With the July number, No. 3, The Savoy became a monthly magazine; and there is no doubt that its monthly appearance did much to arouse Beardsley to spurts of effort to make drawings, for he had an almost passionate love for the magazine. Yet this July that gave us the Lysistrata sequence only yielded the fine cover for the August Savoy, No. 4—but what a cover! To think that Beardsley drew this beautiful design of the lady beside a stand with grapes, beyond a gauze curtain, in the same month that he drew the Lysistrata sequence, and that it is the only design that could be published! It at least gives the world a hint of what it lost.
August at Boscombe yielded but the richly wrought cover of the Two Figures and the Terminal god beside a dark lake, for the September Savoy, No. 5, which he stupidly signed Giulio Floriani, and the uninteresting commonplace wash drawing in white on brown paper of The Woman in White which he had made from the Bon Mots line drawing long before—there was now much searching amongst the drawings and scraps lying in the portfolio. But in spite of a racked body, the cover-design showed him at his most sumptuous employment of black and white.
It should be noticed that from his twenty-fourth birthday, after signing the farcical Giulio Floriani, he thenceforth signs his work with his initials A. B., in plain letters, usually in a corner of his drawing within, or without, a small square label. It is true that three drawings made after his twenty-fourth birthday bear his full name, but they were all made at this time. The Wagnerian musical drawings were most of them “in hand,” but Smithers and Beardsley agreed that they should not be “unloaded” in a bunch, but made to trickle through the issues of The Savoy so as to prevent a sense of monotony—we shall see before the year is out that they had to be “unloaded in a bunch” at the last. It is therefore not safe to date any Wagnerian drawings with the month of their issue. It is better to go by the form of signature. Then again Beardsley’s hideous fight for life had begun, and Arthur Symons was in a difficulty as to how many drawings he might get from month to month, though there was always a Wagner to count upon as at least one. The full signatures on the Death of Pierrot and the Cover for the Book of Fifty Drawings are the last signatures in full; and both were drawn in early September soon after his birthday, as we are about to see.

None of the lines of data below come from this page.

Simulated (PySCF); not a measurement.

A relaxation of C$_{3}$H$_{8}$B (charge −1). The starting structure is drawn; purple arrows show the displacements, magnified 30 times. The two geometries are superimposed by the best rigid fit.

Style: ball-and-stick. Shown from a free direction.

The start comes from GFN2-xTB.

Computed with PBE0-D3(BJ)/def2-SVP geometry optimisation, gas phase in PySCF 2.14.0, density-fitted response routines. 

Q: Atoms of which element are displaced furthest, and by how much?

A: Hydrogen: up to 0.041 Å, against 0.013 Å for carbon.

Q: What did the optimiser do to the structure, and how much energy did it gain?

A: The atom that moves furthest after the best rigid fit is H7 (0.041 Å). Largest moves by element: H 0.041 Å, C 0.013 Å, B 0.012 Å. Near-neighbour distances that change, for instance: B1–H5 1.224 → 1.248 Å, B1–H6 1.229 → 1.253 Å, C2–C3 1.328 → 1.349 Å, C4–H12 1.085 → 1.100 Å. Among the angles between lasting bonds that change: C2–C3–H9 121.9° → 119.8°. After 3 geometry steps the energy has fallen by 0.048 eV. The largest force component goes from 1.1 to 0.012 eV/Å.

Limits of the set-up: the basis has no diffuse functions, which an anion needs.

Beardsley unfortunately went up to London in this August on urgent business, and had a serious breakdown by consequence, with return of the bleeding from the lungs—a train journey always upset him. He had to keep his room at Boscombe for weeks. And he was in so enfeebled a state that the doctors decided to let him risk the winter at Boscombe as he was now too weak to travel to the South of France. A despairing cry escapes his lips again: “It seems I shall never be out of the wood.”
The end of August and early September yielded the pathetic Death of Pierrot that seems a prophecy of his own near end on which he was now brooding night and day. His strength failed him for a Cover design, so the powerful Fourth Tableau of “Das Rheingold” had to be used as a cover for the October Savoy No. 5. The Death of Pierrot is wonderful for the hush a-tiptoe of its stealthy-footed movement and the sense of the passion of Pierrot, as it is remarkable for the unusual literary beauty of its written legend.
COVER DESIGN FOR “THE SAVOY” NO. 7.
FRONTISPIECE TO “PIERROT OF THE MINUTE”
September brought snow to Boscombe, which boded ill for Beardsley’s winter.